Daddy Died… To Make Me Stronger.

Deuteronomy 29:29 – The secret things belong to the LORD our God, but the things revealed belong to us and to our children forever, that we may follow all the words of this law.

Today was my first time coming to the conclusion that my dad died when I was 9 years old… to make me a stronger person. I cannot say (with proof) that this is 100% accurate. But today was the first time feeling this… feeling.

My dad was my world. Even at the age of 9, I can remember everything that he would do with my mom and me. I still hate the fact of feeling left alone to tackle this world and all of its obstacles without him. But I’ve been doing it for the past 25 years. So maybe I’m getting good at this… thing… no matter how much it still hurts.

I’m starting to feel like in my pain, anger, and loneliness, I shine. I shine in a way that proves to myself that I AM supposed to be more than that little girl that he left in the year of 1990. What feels more like a battle is that now I have a 4 year old daughter. She’s watching all of my emotions and actions, wether they are good or bad, packed with laughs or hidden in the tears on my pillows.

I sometimes imagine how my life would have been WITH my dad. Things would have been a lot different. For starters, my mother would still be by his side doing something as an evangelist. Me on the other hands… I know I wouldn’t be in Florida. My husband and daughter would probably look a lot different – as I never would have worked in a nightclub at the front door (that’s where I met my husband). And I would probably be on a path to having a 9-5, living in a nice house in a suburban town, and maybe not doing what I truly love as a living. Maybe that would have been a lot harder.

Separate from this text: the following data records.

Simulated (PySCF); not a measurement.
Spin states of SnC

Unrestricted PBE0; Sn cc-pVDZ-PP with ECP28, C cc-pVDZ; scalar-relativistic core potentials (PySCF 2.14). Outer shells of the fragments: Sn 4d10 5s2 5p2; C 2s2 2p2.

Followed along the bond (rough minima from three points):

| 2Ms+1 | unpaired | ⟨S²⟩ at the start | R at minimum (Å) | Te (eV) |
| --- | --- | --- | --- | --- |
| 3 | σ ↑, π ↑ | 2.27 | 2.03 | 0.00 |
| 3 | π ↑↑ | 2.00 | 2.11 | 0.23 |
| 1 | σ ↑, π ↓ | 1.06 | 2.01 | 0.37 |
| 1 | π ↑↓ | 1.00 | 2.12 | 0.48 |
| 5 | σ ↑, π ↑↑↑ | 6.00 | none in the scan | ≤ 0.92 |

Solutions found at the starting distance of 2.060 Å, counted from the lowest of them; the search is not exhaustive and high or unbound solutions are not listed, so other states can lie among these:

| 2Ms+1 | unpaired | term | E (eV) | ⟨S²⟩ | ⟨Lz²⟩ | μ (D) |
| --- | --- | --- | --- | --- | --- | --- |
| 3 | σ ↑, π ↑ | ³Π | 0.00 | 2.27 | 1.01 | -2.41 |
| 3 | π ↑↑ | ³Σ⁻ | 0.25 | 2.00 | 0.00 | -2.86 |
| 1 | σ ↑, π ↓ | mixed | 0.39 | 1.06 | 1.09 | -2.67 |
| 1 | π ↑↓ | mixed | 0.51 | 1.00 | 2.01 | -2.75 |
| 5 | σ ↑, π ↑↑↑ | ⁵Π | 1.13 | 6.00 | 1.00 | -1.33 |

Who knows. Who’s to say that is true or false?

My dad wasn’t the controlling type. So who knows exactly what my life would have looked like with him present [physically].

He used to show me how to draw better than my ability, when I would attempt simple things like houses or trees. Keep in mind, I was under the age of 9.

I was always a little smarty pants… so there we were, in Bridgeman’s restaurant on the University of MN campus for dinner (my mom was with us). I’m drawing all over the back of my kid’s menu some picture that I was comfortable with. He comes along with his pen and tries to show me a better way to draw MY picture! The nerve of this Art major/College Counselor/Preacher/Computer Programmer/Husband Daddy of a man!

Well I showed him. I drew tow trucks to remove all of his junk off my page. Hmph! I won fair and square. I would always pick and choose with him the lessons that he tried to teach me. He would never show anger when dealing with my personality. Maybe he saw early on, that I would be just fine… without him. I’m convinced that is not saying, “oh, she doesn’t need me.” It feels like he wanted, or maybe needed, to get out of my way so I wouldn’t look to him as a crutch.

As much as I miss him and want him in my adult life – I just wish he was here.

I don’t have many crutches to lean on when things doesn’t work out. Maybe that’s also why I can bounce back so quickly and on to the next thing without feeling the pressure and pity party of oh poor me, nothing ever works out. 

Maybe daddy getting out of my way actually made me stronger by taking away my pacifier, removing another opinion, and forcing me to make my own decisions independently. Absolutely making me stand up for myself, hold my head up high and be confident, and to not take no for an answer, from anyone, and to know my worth.

Maybe the year of 1990 was supposed to be the end of his life – when I turned 9 years old – for my entire world to shift on its axis.

It’s hard to feel both empowered and overwhelmed with sadness. But if any of that makes sense, I can’t let him down. He has to know, and see, that what he did was for a purpose. I will get to where I need to be, because in theory (and what I’m going to choose to believe) is that he died for my strength. And I am forever grateful that he saw so much in me to trust me to make it into greatness.